The J-20 should have long range, particularly when its current engines are replaced. Former head of the Russian Air Force Colonel General Alexander Zelin, says its combat radius is approximately 1,250 miles. Photographs of the J-20 show it carrying four large external fuel tanks and dropping them and their pylons, giving it the potential to increase range or loiter time substantially and allowing it to reconvert to stealth mode in flight.
The J-20 is reported to carry a long-range air-to-air missile that could hit aircraft at ranges up to 180 miles. A photograph shows it being carried externally, and at some point such a missile could be carried internally. The J-20 clearly represents a threat to AWACS, tanker aircraft, and fourth-generation fighters. In large numbers, it could be a threat against the F-22 and F-35. Its large bomb bays could allow it to launch air-to-ground or antiship missiles beyond the detection range of U.S. systems.
Aviation Week reports that one of the J-20’s missions appears to be maritime reconnaissance and targeting for antiship ballistic missiles and in support of ship-launched cruise missiles. Its large weapon bays will enhance its ability as a strike-fighter, making it a serious long-range threat to land and naval targets. It reportedly can be armed with a precision air-to-surface missile with a 600-mile range. 4
Like the Russian Pak FA, the J-20 apparently lacks some attributes of a 5th generation fighter. Mikhail Pogosyan, president of Russia’s United Aircraft Corporation and Sukhoi Company, commented, “As for the development of a genuine 5th generation combat aircraft, China obviously has a long way to go.” 5 This is an apparent reference to China’s problems developing advanced engines and avionics.
Lieutenant General David Deptula, U.S. Air Force (Retired), said that the J-20 appears to be more advanced than Russia’s Pak FA and “it may have some significant low-observable capabilities on the front end, but not all aspects—nor is it built as a dogfighter.” The J-20 has been characterized as having medium stealth with its best performance from the front and the worst from the rear. Business Insider quotes a senior scientist at Lockheed Martin as saying, “It’s apparent from looking at many pictures of the aircraft that the designers don’t fully understand all the concepts of LO [low observable] design.” 6 John A. Tirpak, executive editor of Air Force Magazine, wrote that the J-20 “may, in fact, be a stealthy strike platform, designed to be just stealthy enough to get close to a target, launch missiles, and retreat quickly.”

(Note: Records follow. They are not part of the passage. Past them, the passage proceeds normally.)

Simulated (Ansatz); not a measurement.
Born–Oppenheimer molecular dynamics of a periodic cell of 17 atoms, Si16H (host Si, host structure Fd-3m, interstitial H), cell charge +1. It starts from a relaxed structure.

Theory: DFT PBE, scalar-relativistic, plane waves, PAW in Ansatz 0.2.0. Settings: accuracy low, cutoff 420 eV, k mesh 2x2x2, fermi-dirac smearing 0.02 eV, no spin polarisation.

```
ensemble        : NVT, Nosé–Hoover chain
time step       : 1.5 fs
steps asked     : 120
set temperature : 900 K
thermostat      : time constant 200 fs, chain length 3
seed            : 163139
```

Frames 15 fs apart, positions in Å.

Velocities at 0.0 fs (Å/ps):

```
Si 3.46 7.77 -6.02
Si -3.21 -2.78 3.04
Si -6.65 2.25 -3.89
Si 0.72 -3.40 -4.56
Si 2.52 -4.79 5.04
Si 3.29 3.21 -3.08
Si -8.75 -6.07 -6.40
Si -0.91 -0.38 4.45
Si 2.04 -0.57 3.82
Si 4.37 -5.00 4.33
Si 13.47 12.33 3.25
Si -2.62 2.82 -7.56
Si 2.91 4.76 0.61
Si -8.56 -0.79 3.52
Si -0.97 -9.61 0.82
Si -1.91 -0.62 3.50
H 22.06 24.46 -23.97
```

Current Air Force Chief of Staff General David Goldfein has compared the J-20 to the F-117, which reportedly had a radar cross section of .269 square feet. 7 If true, the J-20 stealth level is first generation. Andreas Rupprecht writes “The J-20 is most likely no match for the F-22 and the F-35… On the other hand, it is surely far stealthier than most other types of aircraft operational in the Asia-Pacific area.” 8
By comparison, the official description of the stealth level of the F-35 is that of a metal golf ball. Aviation Week reports that the F-35 RCS is -30 dBsm or .001 square meters. 9 The F-35 is reported to be stealthier than the F-22 from the front, although it is generally said to have a less uniform RCS than the F-22. If true, the F-35 probably has a one-to-two order of magnitude advantage in stealth over the J-20, giving it a first shot/kill advantage in a one-on-one confrontation. This does not consider the F-35’s networking, data fusion, and electronic warfare capabilities, which likely increase its advantage considerably.
The 2014 Pentagon report on Chinese military power observed, “China faces numerous challenges to achieving full operational capability, including developing high-performance jet engines.” The flight characteristics of the J-20 are limited by inadequate engines because of delays in the development of the Chinese WS-15 engine, which is supposed to have about 40,000 pounds of thrust and thrust vectoring. The prototypes of the J-20 seem to be equipped with Russian AL-31FN engines, which lack thrust vectoring or adequate power to achieve supercruise speed or high maneuverability. 10
To compensate for the WS-15 problems, China is procuring the Russian Su-35 fighter to get its 117S engines, the most advanced Russian fighter engines. The sale of Su-35s to China was long delayed by Russia’s concern about Chinese reverse engineering. The Russian engine, however, reportedly will not have enough thrust to give the J-20 supercruise capability, though it will improve aerodynamic performance and provide thrust vectoring.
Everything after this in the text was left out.